Your group may be the difference between full and empty this year

  • Follow Bill Kirby

Happiness often sneaks in through a door you didn't know you left open.

-- John Barrymore

Is your civic organization, neighborhood association, fraternity, sorority or Sunday school class looking for a deserving Christmas charity?

Might I suggest The Chronicle 's Empty Stocking Fund.

One-hundred percent of your tax-deductible donation goes to help an individual or family that could sure use your help.

All the work of this annual effort is undertaken by employees of The Chronicle , as it has been since 1930.

Talk among your groups this weekend, and see if you can give.

I would love to read your name on the list of generous donors.

Mail donations to The Augusta Chronicle 's Empty Stocking Fund, P.O. Box 1928, Augusta, GA 30903-1928, or make donations online at augustachronicle.com/emptystocking/.

NAME GAME: OK, admit it. You still can't pronounce the name of Illinois Gov. Rod Blagojevich , accused of asking money to appoint someone to the U.S. Senate.

If you want to impress people at the Christmas party this weekend, try "Bluh-GOY-uh-vich."

THOUGHT FOR THE DAY: Scott Gay , of Waynesboro, reminds us: "We make ourselves rich by making our wants few."

HOW THINGS WORK: Mr. Gay also shares this assessment.

He says:

Experts are people who know a great deal about very little and who go along learning more and more about less and less until they know practically everything about nothing.

Lawyers, on the other hand, are people who know very little about many things and keep learning less and less about more and more until they know practically nothing about everything.

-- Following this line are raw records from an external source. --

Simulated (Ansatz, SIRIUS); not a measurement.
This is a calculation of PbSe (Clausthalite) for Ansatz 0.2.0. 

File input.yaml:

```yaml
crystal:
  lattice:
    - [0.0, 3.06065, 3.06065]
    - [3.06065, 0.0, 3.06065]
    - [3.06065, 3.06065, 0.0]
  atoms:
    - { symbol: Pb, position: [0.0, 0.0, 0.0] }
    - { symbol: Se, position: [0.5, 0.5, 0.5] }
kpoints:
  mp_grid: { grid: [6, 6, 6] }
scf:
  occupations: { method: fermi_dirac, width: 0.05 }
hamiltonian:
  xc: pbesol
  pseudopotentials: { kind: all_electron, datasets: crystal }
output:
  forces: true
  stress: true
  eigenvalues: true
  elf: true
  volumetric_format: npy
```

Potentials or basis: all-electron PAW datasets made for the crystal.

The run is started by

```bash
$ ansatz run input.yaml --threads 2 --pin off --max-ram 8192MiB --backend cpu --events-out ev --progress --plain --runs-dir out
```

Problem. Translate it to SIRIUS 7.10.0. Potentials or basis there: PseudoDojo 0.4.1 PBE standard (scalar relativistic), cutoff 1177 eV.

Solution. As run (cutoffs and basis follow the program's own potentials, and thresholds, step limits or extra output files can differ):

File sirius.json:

Judges are people who start out knowing everything about everything but end up knowing nothing about anything due to their constant association with experts and lawyers.

TODAY'S JOKE: Here's one shared by Everett Fernandez .

Recently, I got to thinking about my first skydiving instructor.

During class he would always take the time to answer any of our stupid first-timer questions.

One guy asked, "If our chute doesn't open, and the reserve doesn't open, how long do we have until we hit the ground?"

Our jump-master looked at him and in perfect deadpan answered, "The rest of your life."